Data warehousing requirements

From: Gabriele Bartolini <angusgb(at)tin(dot)it>
To: pgsql-performance(at)postgresql(dot)org
Subject: Data warehousing requirements
Date: 2004-10-06 21:36:05
Message-ID: 6.1.2.0.2.20041006230239.0201bd40@box.tin.it
Views: Raw Message | Whole Thread | Download mbox | Resend email
Thread:
Lists: pgsql-performance

Hi guys,

I just discussed about my problem on IRC. I am building a Web usage
mining system based on Linux, PostgreSQL and C++ made up of an OLTP
database which feeds several and multi-purpose data warehouses about users'
behaviour on HTTP servers.

I modelled every warehouse using the star schema, with a fact table and
then 'n' dimension tables linked using a surrogate ID.

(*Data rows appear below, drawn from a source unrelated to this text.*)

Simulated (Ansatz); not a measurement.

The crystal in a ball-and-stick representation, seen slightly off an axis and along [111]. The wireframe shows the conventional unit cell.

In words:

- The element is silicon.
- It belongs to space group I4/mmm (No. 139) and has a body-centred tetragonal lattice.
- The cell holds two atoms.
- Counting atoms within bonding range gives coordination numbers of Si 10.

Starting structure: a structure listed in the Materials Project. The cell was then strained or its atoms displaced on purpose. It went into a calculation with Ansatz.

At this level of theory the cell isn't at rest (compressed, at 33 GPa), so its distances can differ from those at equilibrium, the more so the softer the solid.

Discussing with the guys of the chat, I came up with these conclusions,
regarding the warehouse's performance:

1) don't use referential integrity in the facts table
2) use INTEGER and avoid SMALLINT and NUMERIC types for dimensions' IDs
3) use an index for every dimension's ID in the fact table

As far as administration is concerned: run VACUUM ANALYSE daily and
VACUUM FULL periodically.

Is there anything else I should keep in mind?

Also, I was looking for advice regarding hardware requirements for a
data warehouse system that needs to satisfy online queries. I have indeed
no idea at the moment. I can only predict 4 million about records a month
in the fact table, does it make sense or not? is it too much?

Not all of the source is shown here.